News - Economics / markets
The Royal Bank of Scotland, the UK’s largest government-owned lender, has dismissed at least four employees in connection with a probe of potential interest-rate manipulation, sources told Bloomberg News.
Traders at different banks appeared to be trying to influence the movement of LIBOR, the London interbank offered rate, and similar benchmarks to profit from derivatives tied to the rates, the Financial Times reports, citing information submitted to regulators.
Citigroup and Deutsche Bank are also said to have dismissed, put on leave or suspended traders as part of the investigation, according to two more people, who declined to be identified.
The Times reported yesterday that Icap, “is looking into the conduct of three of its staff in regards to an alleged manipulation of the London interbank offered rate, or LIBOR. One employee at the interdealer broker has been suspended pending an internal investigation and two others have been placed on administrative leave.”
A JP Morgan Chase trader in London who was under an internal investigation in the LIBOR probe left the firm of his own volition two weeks ago, also according to Bloomberg.
The investigation is being handled the UK Financial Services Authority and the US Securities and Exchange Commission, among other authorities.

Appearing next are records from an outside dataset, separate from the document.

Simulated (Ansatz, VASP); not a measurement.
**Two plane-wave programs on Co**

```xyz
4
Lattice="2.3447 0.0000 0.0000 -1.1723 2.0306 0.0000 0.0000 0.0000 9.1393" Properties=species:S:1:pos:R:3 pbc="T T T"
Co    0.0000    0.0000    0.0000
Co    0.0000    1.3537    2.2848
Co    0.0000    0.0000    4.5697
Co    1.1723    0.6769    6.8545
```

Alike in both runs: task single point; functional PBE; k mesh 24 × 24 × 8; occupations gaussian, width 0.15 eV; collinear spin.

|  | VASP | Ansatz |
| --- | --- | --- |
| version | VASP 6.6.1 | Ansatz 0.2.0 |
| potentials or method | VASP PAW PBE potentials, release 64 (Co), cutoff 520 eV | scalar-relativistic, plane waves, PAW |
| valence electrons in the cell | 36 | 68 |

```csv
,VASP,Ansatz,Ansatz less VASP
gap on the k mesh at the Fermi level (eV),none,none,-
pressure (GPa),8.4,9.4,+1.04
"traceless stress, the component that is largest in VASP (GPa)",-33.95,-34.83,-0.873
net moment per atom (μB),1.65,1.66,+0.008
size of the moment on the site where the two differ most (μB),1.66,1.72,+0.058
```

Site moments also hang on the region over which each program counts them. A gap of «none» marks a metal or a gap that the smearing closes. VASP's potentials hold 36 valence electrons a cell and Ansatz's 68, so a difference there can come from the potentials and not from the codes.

Regulators' requests for information from interdealer brokers marks a widening of the global investigation into whether there were attempts to manipulate the London, Tokyo and euro interbank offered rates, known as LIBOR, TIBOR and EURIBOR.
By some estimates LIBOR, which is derived from a survey of banks conducted daily on behalf of the British Bankers' Association in London, serves as the benchmark for about $360trn of financial products worldwide.